More than a job; it’s who he is

Ivy Stockwell fi fth grade teacher Jason Hooker, center, is surrounded by his class during a reenactment of the writing of the Constitution on Constitution Day in 2015. Surveyor file photo

Ivy Stockwell fi fth grade teacher Jason Hooker, center, is surrounded by his class during a reenactment of the writing of the Constitution on Constitution Day in 2015.
Surveyor file photo

Ivy Stockwell’s Jason Hooker named Elementary Teacher of the Year

By John Gardner
The Surveyor

Ivy Stockwell fifth-grade teacher Jason Hooker has a knack for engaging his students.

According to Ivy principal, Rick Bowles, Hooker is an innovation teacher who always tries to find a different way to educate students and who’s always looking to excite and get them engaged in the lesson.

“He builds strong relationships with students, and the students want to work hard for him,” Bowles said.

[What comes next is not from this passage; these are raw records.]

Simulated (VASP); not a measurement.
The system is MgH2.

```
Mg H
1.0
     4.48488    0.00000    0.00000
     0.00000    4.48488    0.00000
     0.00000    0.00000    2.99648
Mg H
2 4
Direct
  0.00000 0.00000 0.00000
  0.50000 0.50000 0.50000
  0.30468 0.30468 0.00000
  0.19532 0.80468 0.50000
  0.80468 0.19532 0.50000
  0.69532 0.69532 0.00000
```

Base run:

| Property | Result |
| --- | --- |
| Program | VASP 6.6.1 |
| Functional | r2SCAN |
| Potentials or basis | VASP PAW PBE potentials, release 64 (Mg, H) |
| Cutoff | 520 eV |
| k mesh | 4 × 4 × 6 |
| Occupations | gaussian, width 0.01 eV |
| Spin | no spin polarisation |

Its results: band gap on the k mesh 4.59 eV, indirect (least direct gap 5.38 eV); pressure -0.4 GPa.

Hooker always does a lot of interactive things with his students, such as reenactments in social studies where he’ll have students dress up in costumes and reenact a historical event. He also cooperates with other teachers to develop lesson plans for both classes. So, it was of no surprise when he was recognized as the Elementary School Teacher of the Year by the Thompson Education Foundation (TEF) at its eighth annual Educator Appreciation Breakfast and Educator of the Year awards at Embassy Suites Loveland on Feb. 26.

It’s a recognition that is humbling for Hooker, who has known he wanted to be a teacher since the eighth grade.

“It was an incredible honor and humbling experience,” Hooker said. “I can’t thank enough the foundation, the school district, Ivy Stockwell, my students, their parents, and my family, that have helped me to continue to grow as an educator. They understand that teaching is so much more than a ‘job’ for me; it’s who I am.”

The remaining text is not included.